Democrats are already hiring campaign operatives for 2018, including in Mike Coffman’s district

It’s not just you. This is actually really early to do this.
3 min. read
U.S. Rep. Mike Coffman addresses the crowd as the victor at the 2016 GOP watch party at the Double Tree Hotel in Greenwood Village on Nov. 8, 2016. (Jessica Taves/For Denverite) election; republican; campaign; vote; voting; politics; colorado; copolitics; kevinjbeaty; denverite; denver; colorado;

We just had an election, but the Democratic Congressional Campaign Committee is hiring people in 20 Republican-held districts to start getting ready for 2018.

The Washington Post reports that the DCCC has rolled out "March into '18" to try to capitalize on the energy from repeated protests against the first weeks of Donald Trump's administration and turn that into political action.

It's not just you. This is actually really early to do this.

Rep. Ben Ray Luján (D-N.M.), the committee’s chairman, told the Washington Post the move was "unprecedented."

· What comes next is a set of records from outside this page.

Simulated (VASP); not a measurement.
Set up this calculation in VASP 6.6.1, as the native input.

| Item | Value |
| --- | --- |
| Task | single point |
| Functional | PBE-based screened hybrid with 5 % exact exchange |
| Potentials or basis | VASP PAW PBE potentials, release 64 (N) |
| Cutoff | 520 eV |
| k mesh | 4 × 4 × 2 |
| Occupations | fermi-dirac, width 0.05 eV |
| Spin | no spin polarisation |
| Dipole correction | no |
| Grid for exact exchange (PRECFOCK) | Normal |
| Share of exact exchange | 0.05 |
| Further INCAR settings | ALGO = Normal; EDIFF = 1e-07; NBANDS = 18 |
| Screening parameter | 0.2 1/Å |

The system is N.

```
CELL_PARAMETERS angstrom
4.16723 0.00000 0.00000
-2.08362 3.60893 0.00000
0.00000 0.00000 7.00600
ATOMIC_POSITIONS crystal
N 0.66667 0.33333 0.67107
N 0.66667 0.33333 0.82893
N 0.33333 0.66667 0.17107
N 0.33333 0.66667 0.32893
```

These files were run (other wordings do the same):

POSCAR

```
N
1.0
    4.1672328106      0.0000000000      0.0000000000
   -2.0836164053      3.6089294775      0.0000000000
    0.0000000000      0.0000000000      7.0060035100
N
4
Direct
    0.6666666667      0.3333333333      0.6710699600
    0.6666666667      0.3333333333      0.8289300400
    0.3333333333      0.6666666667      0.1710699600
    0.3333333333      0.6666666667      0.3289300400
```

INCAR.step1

“We’ve seen women and people gather around America to march for progress; now we’re asking them to run for office, to volunteer and to vote,” he said. “I can very safely say that the DCCC has never done this this early, and I don’t know of any other of the campaign committees that have launched an initiative like this this early.”

The targeted districts include suburban districts in swing states, like the Sixth Congressional District held by Rep. Mike Coffman, and districts where the Republican didn't have a Democratic challenger this year but Hillary Clinton beat Trump.

The Sixth has proved elusive for Democrats, though. A lot of people thought Coffman was vulnerable both because his district had been redrawn to be much more diverse and Democratic since he was first elected and because of Trump's supposed negative coattails.

But though Trump lost Colorado by 5 points, Coffman outperformed expectations -- or perhaps former state Sen. Morgan Carroll underperformed. She got just 43 percent of the vote, to Coffman's 51. The best a Democrat has done in that district was state Rep. Joe Miklosi in 2012.

Coffman managed to distance himself from Trump during the campaign -- particularly in the last month when he said that Trump should withdraw and that he wouldn't vote for him. He also ran campaign ads promising to hold Trump accountable if he won.

Brandon Rittiman from 9News captured the issue going forward pretty well with this exchange. Conservative commentator Kelly Maher pointed out the ways Coffman has already criticized Trump, and Ian Silverii of ProgressNow Colorado said it's weak sauce.

A lot will depend on what happens during the next two years.

“Nobody’s had a good off-year election since 2006, whether it was us or them,” Rep. Tom Cole, an Oklahoma Republican and former chairman of the National Republican Congressional Committee, told the Washington Post. “When you do things, you create opposition, so it’s going to be a much tougher environment.”

And Democrats are hoping fortune will favor the prepared.